In April, 2014, deep in northern Nigeria, an estimated 276 girls disappeared from their school at the hands of the now-infamous group Boko Haram. Local activists quickly took to Twitter, asking for global support to #bringbackourgirls. In the weeks and months following the kidnapping, the international community was gripped by what was to come of these girls. A year and a half later, most the girls are still missing and over 800,000 children have been displaced by the continued violence and fighting surrounding Boko Haram.
Regrettably, the kidnapping of the Chibok girls was not the first time that Boko Haram targeted children for the ranks of its armed group, nor will it be its last. Recognizing the perceived strategic and tactical advantages of using children, they continue to swell their ranks. At the close of 2014, children reportedly made up over 40 percent of Boko Haram’s fighting force.
The spectre of sexual violence and servitude, which the Chibok girls faced, is only one of the many roles that children made to fight for Boko Haram face. Some work as cooks, porters and look-outs. While other children, some as young as seven, will be made to commit suicide bombings, be used as human shields or operate as frontline combatants.
It is critical to understand that child soldiering is a specific operational tactic that groups such as Boko Haram use to achieve their goals and remain successful on the battlefield. Children are used because of their youth, rather than in spite of it.
A nuanced understanding of this use of children as weapons of war is crucial. Recognizing the complexities of child soldiering as a tactic demands that we include and value the security sector perspective and role. Our largely humanitarian response to instances of child soldiery has failed to acknowledge or address this specific security dimension of the issue.
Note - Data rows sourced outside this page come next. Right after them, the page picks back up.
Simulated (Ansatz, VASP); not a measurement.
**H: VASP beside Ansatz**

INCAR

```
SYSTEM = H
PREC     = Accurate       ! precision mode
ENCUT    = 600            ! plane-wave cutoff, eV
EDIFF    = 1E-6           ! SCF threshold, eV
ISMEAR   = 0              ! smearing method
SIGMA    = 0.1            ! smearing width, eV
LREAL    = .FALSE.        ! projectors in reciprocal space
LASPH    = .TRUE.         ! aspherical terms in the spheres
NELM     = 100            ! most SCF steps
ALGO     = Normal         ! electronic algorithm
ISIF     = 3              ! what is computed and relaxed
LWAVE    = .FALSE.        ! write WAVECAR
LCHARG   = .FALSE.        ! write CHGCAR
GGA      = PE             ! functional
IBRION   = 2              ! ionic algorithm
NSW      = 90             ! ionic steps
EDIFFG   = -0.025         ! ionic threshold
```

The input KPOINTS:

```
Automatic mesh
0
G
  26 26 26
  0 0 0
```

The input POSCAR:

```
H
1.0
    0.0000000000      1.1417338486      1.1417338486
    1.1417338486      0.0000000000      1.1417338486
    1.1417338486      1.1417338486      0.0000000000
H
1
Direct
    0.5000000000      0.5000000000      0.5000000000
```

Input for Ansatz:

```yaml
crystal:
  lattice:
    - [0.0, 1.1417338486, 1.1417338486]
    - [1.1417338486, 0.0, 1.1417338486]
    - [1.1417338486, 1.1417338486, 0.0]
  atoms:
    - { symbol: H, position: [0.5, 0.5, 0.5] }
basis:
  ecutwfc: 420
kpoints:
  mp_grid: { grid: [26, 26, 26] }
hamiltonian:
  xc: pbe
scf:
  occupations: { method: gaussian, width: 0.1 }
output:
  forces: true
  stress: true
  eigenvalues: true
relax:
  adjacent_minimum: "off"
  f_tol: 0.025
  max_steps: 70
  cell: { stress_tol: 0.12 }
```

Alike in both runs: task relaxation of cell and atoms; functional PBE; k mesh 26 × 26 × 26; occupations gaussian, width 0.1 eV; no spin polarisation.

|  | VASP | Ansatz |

The abuse of youth as instruments of war is a reality that can’t be resolved on the day you face them in the field. Yet we continue to expect those who face them on mission to come up with ad hoc solutions often based on inadequate knowledge of the issue.
In March of 2014, the United Nations Security Council passed Resolution 2143, which expresses the critical importance of “providing military, police and civilian peacekeepers with adequate pre-deployment and in-mission training on mission-specific child protection issues.” This resolution was further reinforced just one month later, as Nigeria led the United Nations Security Council to pass Resolution 2151. Res. 2151 encourages countries to include child protection in military trainings and standard operating procedures as part of a broader Security Sector Approach.
When the security sector is better equipped to be a part of the solution, child soldiering will prove less advantageous. Armed groups will be less motivated to commit to using them within their ranks. A security sector response is an essential piece of the global strategy to make child soldiering unthinkable.
Just as a purely humanitarian response is not enough to stop Boko Haram, it is impossible for one nation alone to break this cycle of violence. As we operationalise these trainings, combinations of nations and organizations must work together to prepare the security sector to deal with child soldiers. Cooperative efforts such as these represent a chance to raise the protection of children within the overall peace and security agenda and to recognize child soldiering as a unique security concern that demands unique responses.
To prevent Boko Haram from continuing their abuses against children, we need an international, multi-faceted approach. The use of children as soldiers is a global phenomenon that is impacting every continent and every conflict that currently exists. If we do not find proactive methods to prevent the use of children as soldiers then we will continue to miss critical opportunities to stem the tide of instability which is engulfing our world.